Calculating expected values is easy. The expected value for any cell is the product of the row sum times the column sum divided by the total in the table. For example, for A=0, B=0, the row sum is 3 and the column sum is 4. The product is 12, so the expected value is 1.2 = 12/10.

Treating Three Dimensions As Two Dimensions
Now, let's assume that the data has three dimensions rather than two. For example:

A=0 B=0 C=0 1

A=0 B=0 C=1 2

A=0 B=1 C=0 3

A=0 B=1 C=1 4

A=1 B=0 C=0 5

A=1 B=0 C=1 6

A=1 B=1 C=0 7

A=1 B=1 C=1 8

We can treat this as a contingency table in two dimensions:



C=0 C=1

A=0,B=0 1 5

A=0,B=1 2 6

A=1,B=0 3 7

A=1,B=1 4 8

And from this we can readily calculate the expected values:


C=0 C=1

A=0,B=0 1.67 4.33

A=0,B=1 2.22 5.78

A=1,B=0 2.78 7.22

A=1,B=1 3.33 8.67

The chi-square calculation follows as in the earlier case. The chi-square value for each cell is the actual count minus the expected value squared divided by the expected value. The chi-square value for the entire table is the sum of all the chi-square values for each cell.

The only difference here is that there are three degrees of freedom. This affects how to transform the chi-square value into a probability, but it does not affect the computation.

Which Are the Right Expected Values?
There are actually two other continency tables that we might produce from the original 2X2X2 data, depending on which dimension we use for the columns:



B=0 B=1

A=0,C=0 1 2

A=0,C=1 5 6

A=1,C=0 3 4

A=1,C=1 7 8

and


A=0 A=1

B=0,C=0 1 3

B=0,C=1 5 7

B=1,C=0 2 4

B=1,C=1 6 8

Following the same procedure, we can calcualte the expected values for each of these.


B=0 B=1

A=0,C=0 1.33 1.67

A=0,C=1 4.89 6.11

A=1,C=0 3.11 3.89

A=1,C=1 6.67 8.33

and



B=0 B=1

A=0,C=0 1.78 2.22

A=0,C=1 5.33 6.67

A=1,C=0 2.67 3.33

A=1,C=1 6.22 7.78

Oops!. The three sets of expected values are different from each other. Which do we use for the 2X2X2 chi-square calculation?

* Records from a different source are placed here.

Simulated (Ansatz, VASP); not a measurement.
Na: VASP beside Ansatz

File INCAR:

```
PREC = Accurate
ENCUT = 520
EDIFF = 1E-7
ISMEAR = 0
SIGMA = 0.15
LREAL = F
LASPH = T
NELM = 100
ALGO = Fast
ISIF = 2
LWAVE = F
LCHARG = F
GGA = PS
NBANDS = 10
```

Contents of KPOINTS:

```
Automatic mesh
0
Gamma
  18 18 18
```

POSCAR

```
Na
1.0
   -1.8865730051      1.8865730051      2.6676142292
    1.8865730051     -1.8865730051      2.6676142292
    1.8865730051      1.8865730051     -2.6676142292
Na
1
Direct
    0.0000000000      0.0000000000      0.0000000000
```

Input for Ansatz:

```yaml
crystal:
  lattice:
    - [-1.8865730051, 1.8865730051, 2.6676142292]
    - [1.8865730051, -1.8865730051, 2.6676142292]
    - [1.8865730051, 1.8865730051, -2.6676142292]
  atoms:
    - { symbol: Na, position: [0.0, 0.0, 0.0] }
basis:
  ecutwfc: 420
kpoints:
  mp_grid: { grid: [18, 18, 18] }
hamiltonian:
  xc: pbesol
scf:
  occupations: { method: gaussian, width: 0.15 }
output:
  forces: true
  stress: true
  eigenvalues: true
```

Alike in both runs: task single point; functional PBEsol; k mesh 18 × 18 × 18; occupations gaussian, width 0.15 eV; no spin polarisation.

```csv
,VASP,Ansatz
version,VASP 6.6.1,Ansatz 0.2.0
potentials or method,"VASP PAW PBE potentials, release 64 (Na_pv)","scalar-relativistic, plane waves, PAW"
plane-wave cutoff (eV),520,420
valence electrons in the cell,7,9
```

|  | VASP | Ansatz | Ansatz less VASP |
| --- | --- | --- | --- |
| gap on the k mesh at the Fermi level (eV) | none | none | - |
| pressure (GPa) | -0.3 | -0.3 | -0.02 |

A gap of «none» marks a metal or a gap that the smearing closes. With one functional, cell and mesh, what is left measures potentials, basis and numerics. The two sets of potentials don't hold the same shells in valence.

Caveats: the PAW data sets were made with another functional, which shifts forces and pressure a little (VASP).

Why Independence is a Strong Condition
The answer is none of these. For the three dimensional data (and higher dimensional as well), the three contingency tables are almost always going to be different, because they mean different things. This is perhaps best viewed geometrically:


In this cube, the front face corresponds to C=0 and the hidden face to C=1. The A values go horizontally and the B's vertically. The three different contingency tables are formed by cutting the cube in half and then pasting the halves together. These tables are different.

For instance, the front face and the back facee are each 2X2 contingency tables. The expected values for these can be determined just from the information on each face. We do not need the information along the C dimension for this calculation. Worse, we cannot even use this information -- so there is no way to ensure that the sums along the "C" dimension add up to the same values in the original data and for the expected values.

The problem is that the sums along each dimension overspecify the problem. A given value has three adjacent values along three dimensions. However, only two of the dimensions are needed to calcualte an expected value, assuming independence along those two dimensions. The information along the third dimension cannot be incorporated into the calculation.

The reason? Independence is a very strong condition. Remember, it says not only that the sums are the same but also that the ratios within each row (or column or layer) are the same. Normally, we might think "independent" variables are providing as much flexibility as possible. However, that is not the case. In fact, the original counts are the only ones that meet the all the conditions of independence at the level of every row, colum, and level.

When I think of this situation, I think of a paradox related to the random distribution of stars. We actually perceive a random distribution as more ordered. Check out this site for an example. Similarly, our intuition is that independence among variables is a weak condition. In fact, it can be quite a strong condition.

The next posting will explain how expected values work in three and more dimensions. For now, it is worth explaining that converting a three-dimensional problem into two dimensions is often feasible and reasonable. This is particularly true when one of the dimensions is a "response" characteristic and the rest are input dimensions. However, such a 2X2 table is really an approximation.